Despite a cover that looks like yet another ill advised foray outside the world of music for Iggy Pop. It is instead the wrapping of Death Rattle's opening gambit HE&I EP. Together since November 2011, elusive members known merely as Death and Rattle have been carving their self labelled branch of 'doom pop' into the minds of the masses with a prolific touring schedule.

Recent single 'The Dig'; a former 'Hot One' chosen by none other than XFM's John Kennedy, and is a spark in industrial tinged mechanised effort with its drum backbeat sounding more like a call to arms for a cyber gothic army bred in the deepest darkest depths of Camden Town. The drone like vocal lends itself to the bands shadowy appearance, making the song seem as of much as an emotionally draining exercise as one would probably find digging an actual hole would be.

Death Rattle make Zola Jesus and Fever Ray look like happy little kids when they're hyped up on sugar in 'Do As You Please', using yet more electronic laden base for which to construct and weave their sonic experimentation around. Many comparisons will be drawn between Death Rattle and Sleigh Bells for good reason, yet the less aggression in Death Rattle does nothing to detract from the enjoyment of what it is at the core, Crystal Castles on a budget.
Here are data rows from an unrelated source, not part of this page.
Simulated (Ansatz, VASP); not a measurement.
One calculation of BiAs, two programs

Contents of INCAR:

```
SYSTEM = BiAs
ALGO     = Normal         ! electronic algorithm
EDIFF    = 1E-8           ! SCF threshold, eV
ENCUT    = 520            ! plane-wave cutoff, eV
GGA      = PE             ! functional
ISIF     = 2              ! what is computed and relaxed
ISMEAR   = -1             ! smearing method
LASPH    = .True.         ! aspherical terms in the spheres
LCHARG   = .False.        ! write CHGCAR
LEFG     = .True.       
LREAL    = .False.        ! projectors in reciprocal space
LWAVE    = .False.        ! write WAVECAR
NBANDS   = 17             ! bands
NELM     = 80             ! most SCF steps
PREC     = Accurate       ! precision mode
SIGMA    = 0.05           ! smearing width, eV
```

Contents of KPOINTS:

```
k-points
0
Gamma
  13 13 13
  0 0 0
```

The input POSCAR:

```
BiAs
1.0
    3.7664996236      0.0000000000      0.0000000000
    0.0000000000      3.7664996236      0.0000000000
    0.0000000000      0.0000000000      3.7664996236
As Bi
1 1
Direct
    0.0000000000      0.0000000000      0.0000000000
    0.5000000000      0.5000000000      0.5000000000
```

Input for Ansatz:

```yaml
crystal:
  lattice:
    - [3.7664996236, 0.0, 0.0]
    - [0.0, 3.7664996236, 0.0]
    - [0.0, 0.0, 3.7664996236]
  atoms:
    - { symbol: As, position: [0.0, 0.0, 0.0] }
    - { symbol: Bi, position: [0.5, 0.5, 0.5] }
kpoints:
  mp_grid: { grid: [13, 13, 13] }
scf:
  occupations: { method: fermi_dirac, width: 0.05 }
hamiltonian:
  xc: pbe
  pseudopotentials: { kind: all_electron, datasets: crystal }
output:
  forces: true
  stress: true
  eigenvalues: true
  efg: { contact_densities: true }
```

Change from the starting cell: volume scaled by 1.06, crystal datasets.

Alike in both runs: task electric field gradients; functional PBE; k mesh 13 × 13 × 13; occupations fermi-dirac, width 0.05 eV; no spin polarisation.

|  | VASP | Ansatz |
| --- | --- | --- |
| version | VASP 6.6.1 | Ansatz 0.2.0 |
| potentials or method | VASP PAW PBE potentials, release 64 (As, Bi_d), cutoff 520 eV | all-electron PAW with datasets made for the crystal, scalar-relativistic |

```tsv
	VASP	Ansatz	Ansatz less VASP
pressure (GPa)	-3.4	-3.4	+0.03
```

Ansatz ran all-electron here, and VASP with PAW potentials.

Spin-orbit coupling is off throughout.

Despite only releasing an album in the past year, it would seem that Samantha Urbani and the rest of Friends have already got themselves a tribute band capable of singing their own songs as shown in the form of 'Fixer'. Pulsating snares and Love Will Tear Us Apart era Joy Division synths come together to add some killer filler at the halfway point. A song named after a rodent may not strike intrigue in many, but 'Mouse Chorus' is not to be judged by the somewhat ridiculous title. It's clear Death Rattle know how to manipulate simple percussive beats into something more sinister which, when coupled with piercing synth melodies on 'Sorry For Your Loss', make way for a hollowing and emotionally void; but in a good Alice Glass 'I don't need you for anything' kind of way.

At no point does the output of Death Rattle on HE&I feel forced nor does it ever become a little bit too much as aggressive electro can sometimes plunge into. Instead of stirring aggression, it provides a thought process that many will be able to relate to in this world of constant monotony and often stifled creativity.